Etymologically, the word “ecstasy” means “to stand outside,” and that’s what the English derivative meant for centuries. When Ophelia laments that Hamlet’s “unmatch’d form and feature of blown youth [is] blasted with ecstasy,” she’s not worried that he’s too happy but that he’s mad. He’s “beside himself.” We don’t have to be insane to experience this. “I can’t believe this is happening to me,” we sometimes say. “I feel like I’m standing to the side watching myself.” That’s ecstasy. In the ecstatic moments of life, you can’t hold yourself within your own body; you feel you are both yourself, and not yourself. With so many weddings, it’s easy to get confused about which one you’re attending, but when you realize with a shock that we’re now halfway through your wedding, you’ve had an “ecstatic” experience.
That experience may be comparatively rare, but ecstasy – standing outside yourself – is not. Ecstasy is the human condition, the condition of all creatures. We are vapor, most vaporous vapor. We have no life in ourselves, no resources of our own, nothing that is not gift. “In Him we live and move and have our being,” Paul tells the skeptical philosophers on Mars Hill. In Scripture, this is often described in terms of breathing. Living things are breathing things. The flood destroyed “all flesh in which is the breath of life.” Conversely, death is breathlessness: When the patriarchs died, they “breathed their last,” and when Israel carried out the ban against the Canaanites, they were to leave nothing that breathed. “My life is but breath,” Job says, and if that’s true, then life is not our own but comes from elsewhere. From the moment Yahweh formed Adam from the dust of the ground and breathed into his nostrils, human life has been outside humans. We all live ecstatically, on “borrowed breath” (David Kelsey).
The life of redemption is, if anything, more radically ecstatic. Through His death, Jesus abolished death and brought life and immortality to light. He died for all, that they who live might live for the One who died. On nearly every page of Paul’s letters, he reminds us that we live not in ourselves but “in Christ.” “I have been crucified with Christ,” Paul says in his most elaborate statement of this reality, “and it is no longer I who live, but Christ lives in me, and the life which I now live in the flesh I live by faith in the Son of God, who loved me and delivered Himself up for me.” As creatures, we live on borrowed breath; as redeemed creatures, we live through Another’s death (Kelsey).
When you say “I do” in a few moments, you’ll be committing yourselves to life-long ecstasy. Ryan, you’ll no longer be simply Ryan; from this day on, you have to learn to live as Ryan-and-Courtney; Courtney, you’ll no longer be yourself, but will be standing outside yourself, living your life in Ryan’s life as he lives his in yours. That’s what being in love is: The excitement of falling in love is learning to identify yourself not just with yourself but with your beloved; it’s grafting your beloved into your own identity. Falling in love is like meeting Jesus: “It is no longer I who live, but another lives in me.” Human existence is ecstatic, redeemed existence is ecstatic, and in marriage, that living icon of creation and redemption, you’re committing yourself to being beside yourself til death do you part.
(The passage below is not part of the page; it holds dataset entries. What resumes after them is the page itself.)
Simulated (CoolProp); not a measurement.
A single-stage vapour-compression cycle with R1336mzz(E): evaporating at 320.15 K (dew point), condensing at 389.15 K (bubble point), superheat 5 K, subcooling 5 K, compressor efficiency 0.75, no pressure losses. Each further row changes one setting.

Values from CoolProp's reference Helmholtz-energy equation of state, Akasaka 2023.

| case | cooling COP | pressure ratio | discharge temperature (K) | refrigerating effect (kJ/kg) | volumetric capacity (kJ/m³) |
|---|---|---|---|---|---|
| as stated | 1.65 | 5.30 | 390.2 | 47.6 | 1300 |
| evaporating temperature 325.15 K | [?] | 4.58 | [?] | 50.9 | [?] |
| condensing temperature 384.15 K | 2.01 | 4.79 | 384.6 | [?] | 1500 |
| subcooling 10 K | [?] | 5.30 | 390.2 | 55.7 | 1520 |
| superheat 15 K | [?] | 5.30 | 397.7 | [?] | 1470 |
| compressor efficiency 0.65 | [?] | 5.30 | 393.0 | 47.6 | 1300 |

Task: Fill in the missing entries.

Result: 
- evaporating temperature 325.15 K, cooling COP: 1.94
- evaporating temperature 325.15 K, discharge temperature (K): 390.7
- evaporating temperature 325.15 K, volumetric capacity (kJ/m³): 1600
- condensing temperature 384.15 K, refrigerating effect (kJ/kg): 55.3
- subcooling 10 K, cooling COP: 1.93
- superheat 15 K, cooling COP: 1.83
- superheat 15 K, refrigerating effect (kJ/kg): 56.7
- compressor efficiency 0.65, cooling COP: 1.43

Ecstasy is the normal state of man because ecstasy characterizes the eternal life of the God in whose image we are made. The Father does not desire to stand alone as God; He doesn’t want to possess His divinity for Himself alone. Out of love, He eternally begets His Eternal Son as an “expression of the [His] ecstatic love” (Mark McIntosh, and the following paragraphs), and that same love produces “the eternal filial response of the Son towards the Father.” The Father is Father because of “his eternal desire to pour out the divine life for the Other-in-God (the Son),” and the Son is Son insofar as He “desires eternally to speak forth the Father’s giving life.” Son and Father both say, with equal totality and intensity, “I am my beloved’s, and He is mine.” Father and Son are each beside themselves with love. Such is the ecstasy of God.
This God, this ecstatic Trinity, chooses to be more ecstatic still. The Father stands outside Himself in the Son, and the Son in the Father, but together they stand outside themselves in creating and sustaining a world that is other than both. The Father eternally speaks His Word, but He chooses to speak His Word not only as Word but as world. For His part, the Son desires His love for the Father to resound not only in the enclosure of perfect divine communion but “from within all creatures.” Father and Son make a world they don’t need, in order to take up this world into their mutual love. The world becomes part of the “love language” of Father and Son (David Field). Creation too is an expression of God’s ecstasy.
But this God, this ecstatic Trinity, chooses to be more ecstatic still. The world doesn’t cease to be the mutual love-gift of Father and Son simply because sin and death enter: In defiance of sin and death, the Father is determined to express His love in the creation, and the Son is still determined that creation will respond to His Father in obedience, faith, and love. In the perfect obedience of the Son, the Son’s love for the Father resounds more richly than ever, for in the incarnate Son “the Word speaks even in the final silence of the cross.” In the incarnation, the Father sends the Son to stand outside God as man, and in His life, death, and resurrection, the incarnate Son renews creation, so that creation can stand outside itself, in God.
All this is done through the Spirit, who is the Love, the very ecstasy of God. “Beguiled” by the Spirit, the Father eternally begets an eternal Word and in the Spirit the eternal Word vocalizes eternal praise. The Spirit is the living breath who energizes the Word by which the Father creates the world, and the Spirit gives life to the creatures through whose praise the Word sings to His beloved Father. In the fullness of time, the Spirit drove the Son into the wilderness of the world, drove Him to the cross, rescued Him from the grave, and now is the Love that is the presence of Jesus, the breath by which we live. Through His Spirit, the incarnate Son stands outside Himself, orchestrating creation, tuning it to praise the Father.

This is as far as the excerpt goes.